I’m very struck by the level of bearishness everywhere I go. I’m not obsessed with history. I’m bullish because I think the global economic recovery is on track and is going to be surprisingly strong. The world was falling apart in 2009. There’s been a tremendous change.

Barton Biggs, who is expecting an additional 10-15% leg-up in the market for 2010: via Bloomberg

My recommendation would be for this typical investor to think outside the U.S., and when he thinks about the U.S. to be exclusively defensive blue chips. The chances of a softening again, not a big collapse, but a secondary softening in the economy are higher than the market believes.

Jeremy Grantham, GMO, who views fair value for the S&P 500 at 875, 24% below the present value: via Bloomberg

Individual investors as measured by mutual fund flows have absolutely no current enthusiasm for equity investing. As a contrarian I view this environment of disbelief and skepticism as quite bullish.
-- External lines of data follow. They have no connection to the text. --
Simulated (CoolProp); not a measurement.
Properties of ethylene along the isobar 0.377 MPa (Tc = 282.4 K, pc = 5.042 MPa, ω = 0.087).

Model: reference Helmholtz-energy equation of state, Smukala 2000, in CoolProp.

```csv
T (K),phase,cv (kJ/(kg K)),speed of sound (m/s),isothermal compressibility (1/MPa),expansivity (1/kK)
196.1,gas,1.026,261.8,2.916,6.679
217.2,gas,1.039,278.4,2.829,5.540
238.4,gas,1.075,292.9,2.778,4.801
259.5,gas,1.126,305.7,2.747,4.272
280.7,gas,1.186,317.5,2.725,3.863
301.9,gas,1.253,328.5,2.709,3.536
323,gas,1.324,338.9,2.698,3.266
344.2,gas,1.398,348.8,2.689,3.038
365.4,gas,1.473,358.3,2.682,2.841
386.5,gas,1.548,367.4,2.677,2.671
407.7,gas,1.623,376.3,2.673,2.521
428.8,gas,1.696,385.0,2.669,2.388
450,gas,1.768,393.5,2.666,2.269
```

Steve Leuthold, March 5 report to clients: via Bloomberg. This comes on the heels of $369b of inflows to bond funds since March 2009 vs an inflow of only $23.4b for equities.

Today, we should all be paying attention to a new theme: the simultaneous and significant deterioration in the public finances of many advanced economies….Down the road, it will be recognised for what it is: a significant regime shift in advanced economies with consequential and long-lasting effects.

Mohamed El-Erian, CEO of PIMCO: via FT.